The Quad has taken a concrete step into the Pacific’s digital space, backing a nationwide 4G and 5G rollout in Palau that will use Open RAN architecture, the first such deployment in the Pacific Islands.
Palau’s telecom operator has selected three American firms to build the network, following technical assistance supported by the United States. The project is expected to be operational by early 2027.
What makes the move significant is not just the technology, but who is standing behind it.
India, Japan and Australia have formally joined the initiative alongside the United States. India came on board at the recent AI Impact Summit in New Delhi, giving the effort broader Quad backing and placing it within the grouping’s expanding technology agenda.
The four countries have collectively pledged around $20 million toward building secure and resilient telecom infrastructure in Palau.
Why Palau, Why Now
The Pacific Islands have increasingly become an arena of influence competition. Chinese telecom vendors have dominated infrastructure supply in many developing markets over the past decade. That dominance has unsettled governments in Washington, New Delhi, Tokyo and Canberra, which argue that telecom architecture is no longer just commercial, it carries strategic weight.

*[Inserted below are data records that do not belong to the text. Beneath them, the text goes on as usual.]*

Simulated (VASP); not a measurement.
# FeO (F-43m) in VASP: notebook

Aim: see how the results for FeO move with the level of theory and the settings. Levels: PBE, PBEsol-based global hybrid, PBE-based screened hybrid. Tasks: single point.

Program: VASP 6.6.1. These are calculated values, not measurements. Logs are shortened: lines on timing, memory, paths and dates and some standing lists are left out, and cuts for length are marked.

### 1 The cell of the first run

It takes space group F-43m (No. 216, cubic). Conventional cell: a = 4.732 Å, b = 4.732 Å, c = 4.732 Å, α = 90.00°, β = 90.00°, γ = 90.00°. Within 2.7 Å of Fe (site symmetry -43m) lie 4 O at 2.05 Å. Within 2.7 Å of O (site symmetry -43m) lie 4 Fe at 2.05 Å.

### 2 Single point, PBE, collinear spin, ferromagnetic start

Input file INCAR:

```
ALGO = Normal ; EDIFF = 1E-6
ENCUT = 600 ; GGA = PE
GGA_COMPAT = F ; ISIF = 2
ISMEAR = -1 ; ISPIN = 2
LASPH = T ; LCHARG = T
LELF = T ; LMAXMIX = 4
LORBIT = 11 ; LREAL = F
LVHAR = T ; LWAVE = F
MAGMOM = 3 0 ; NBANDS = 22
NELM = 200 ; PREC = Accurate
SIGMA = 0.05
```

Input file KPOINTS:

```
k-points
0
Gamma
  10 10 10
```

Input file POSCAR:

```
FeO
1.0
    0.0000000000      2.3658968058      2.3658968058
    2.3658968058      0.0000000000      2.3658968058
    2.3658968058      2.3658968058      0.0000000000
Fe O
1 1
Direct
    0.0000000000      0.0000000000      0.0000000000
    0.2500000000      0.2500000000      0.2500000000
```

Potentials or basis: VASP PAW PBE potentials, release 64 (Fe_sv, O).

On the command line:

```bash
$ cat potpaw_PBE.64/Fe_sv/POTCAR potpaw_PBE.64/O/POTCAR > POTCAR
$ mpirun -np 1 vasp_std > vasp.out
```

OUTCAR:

By backing an Open RAN model in Palau, the Quad is promoting an alternative.
Unlike traditional telecom systems where one vendor provides the entire stack, Open RAN separates hardware and software layers. That allows operators to mix suppliers, run functions on cloud platforms and avoid dependence on a single company’s proprietary system.
For smaller countries, that flexibility can mean lower entry barriers. For Quad members, it also means reducing exposure to vendors seen as high-risk.
India’s Role
India’s participation is notable.
New Delhi has over the past few years tightened scrutiny of telecom vendors in its own market and pushed for trusted network standards. By signing onto the Palau initiative, India is aligning its domestic telecom security stance with its Indo-Pacific partnerships.
The timing, at a summit focused on artificial intelligence, is also telling. Competition between Washington and Beijing is no longer limited to trade or tariffs. It spans AI, semiconductor supply chains, data governance and digital infrastructure.
Telecom networks sit at the foundation of that ecosystem.
A Broader Pattern
This is the second recent initiative bringing all four Quad members together in the technology space. The grouping, initially revived with a maritime security focus, is increasingly investing political capital in digital infrastructure, supply chain resilience and emerging tech standards.
In Palau, the immediate outcome will be improved nationwide connectivity. But the broader objective appears to be demonstration: that a coalition model can deliver telecom infrastructure without relying on dominant Chinese suppliers.
If the project succeeds, it could become a template for other Pacific nations evaluating how to upgrade their networks.